The abstract of Dr. Codd’s landmark publication begins, “Future users of large data banks must be protected from having to know how the data is organized in the machine (the internal representation).” This statement seems to be more relevant today than ever as users of these “large data banks” may find their data in local storage, network attached storage, or even in the cloud in a variety of database technologies built to satisfy the world’s insatiable demand for data. The paper then goes on to describe the need for this “data independence” and the relational model to which the user can interact without needing to know changes in data representation and how the data is stored.
After Dr. Codd’s paper on the relational model was published, it was quickly embodied in the formation of SQL by his fellow IBM researchers, Don Chamberlin and Raymond Boyce. IBM and others leveraged this in the late 1970s and early 1980s in Relational Database products that are still in widespread use across the world today (DB2, etc.). Similar adoption occurred in the open-source community of the early 1990s with relational database projects such as PostgreSQL and MySQL which continue to be used as primary datastores for business-critical workloads by today’s enterprises.
As the use of object-oriented programing grew in popularity in the 1980s and 1990s, object databases emerged as mechanisms to persist their programming objects and still remain popular datastores for multiple types of data. This was a precursor to an entire genre of datastores whose method of data storage and retrieval didn’t rely on the traditional tabular model of relational databases, but new structures such as key-value pairs, wide column stores, graphs, and documents of various encoding types (e.g. JSON). At this point, Dr. Codd’s relational model and SQL had become so pervasive, this new genre of datastores began to be simply identified in the industry as NoSQL databases.
Due to the sheer magnitude of people skilled in Dr. Codd’s relational model and subsequent SQL language, many data-related offerings that aren’t typically viewed as databases have now created and adopted an SQL interface to make these new technologies usable to the broadest base of users. One recent example is KSQL, the effort to position SQL as an interface to the popular open-source Apache Kafka distributed streaming platform. Another example is the growing number of SQL interface engines built to give clients access and ability to process popular cloud object service offerings (IBM’s SQL Query, open source Presto project, etc.). Big Data vendors have also looked to ease the burden of users understanding complex parallel processing and MapReduce concepts by adopting SQL interfaces on top of popular Data Warehousing offerings (IBM’s BigSQL, Apache Hive project, etc.). It has even been adopted by popular data manipulation software like Microsoft Excel to give users additional options for complex processing of spreadsheet data.

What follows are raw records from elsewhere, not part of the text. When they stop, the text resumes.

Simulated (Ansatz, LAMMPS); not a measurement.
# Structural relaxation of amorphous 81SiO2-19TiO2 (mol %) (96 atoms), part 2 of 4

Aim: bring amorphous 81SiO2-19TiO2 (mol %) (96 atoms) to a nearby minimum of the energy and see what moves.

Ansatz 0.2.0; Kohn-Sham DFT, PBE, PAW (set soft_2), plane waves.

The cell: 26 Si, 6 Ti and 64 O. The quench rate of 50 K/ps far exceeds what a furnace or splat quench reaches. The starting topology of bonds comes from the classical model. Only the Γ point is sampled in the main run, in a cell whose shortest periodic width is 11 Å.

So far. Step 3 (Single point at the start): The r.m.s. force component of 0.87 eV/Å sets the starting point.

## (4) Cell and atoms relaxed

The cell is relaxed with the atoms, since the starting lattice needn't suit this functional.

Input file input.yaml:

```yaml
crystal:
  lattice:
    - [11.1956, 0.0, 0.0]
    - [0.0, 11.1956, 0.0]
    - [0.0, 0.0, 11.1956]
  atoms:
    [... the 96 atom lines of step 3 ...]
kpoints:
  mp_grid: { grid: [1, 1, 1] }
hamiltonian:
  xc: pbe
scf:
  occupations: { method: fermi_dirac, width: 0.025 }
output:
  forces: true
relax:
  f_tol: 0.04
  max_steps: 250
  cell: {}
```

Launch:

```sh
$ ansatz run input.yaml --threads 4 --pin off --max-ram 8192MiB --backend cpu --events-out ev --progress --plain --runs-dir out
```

From the invention of the disk drive in the 1950s to the DB2 franchise launched in the early 1980s to the leading SQL and NoSQL offerings we provide in the IBM Cloud today, IBM has a rich heritage in driving innovation in the space of data services and bringing best of breed data technologies to our clients. Dr. Codd’s relational data model and the resulting technologies within which it has been leveraged have fundamentally changed how the world has organized and accessed data for the last fifty years. Fiftieth wedding anniversaries are called Golden Anniversaries. Fiftieth birthday celebrations are sometimes referred to as the Golden Jubilee. This month, at IBM, we recognize and celebrate Dr. Codd’s Relational Model’s Golden Anniversary, the impact it has had over the past 50 years, as well as what the next five decades may look like.
Also today, IBM has unveiled updates to IBM Cloudant database to more closely align the serverless database with the strengths of the IBM public cloud. With greater scalability, control and security and open design, clients will be able to access to the cloud-native design they are used to with Cloudant, while retaining the mission-critical benefits of traditional relational database. For more information on the Cloudant database, please see a blog here.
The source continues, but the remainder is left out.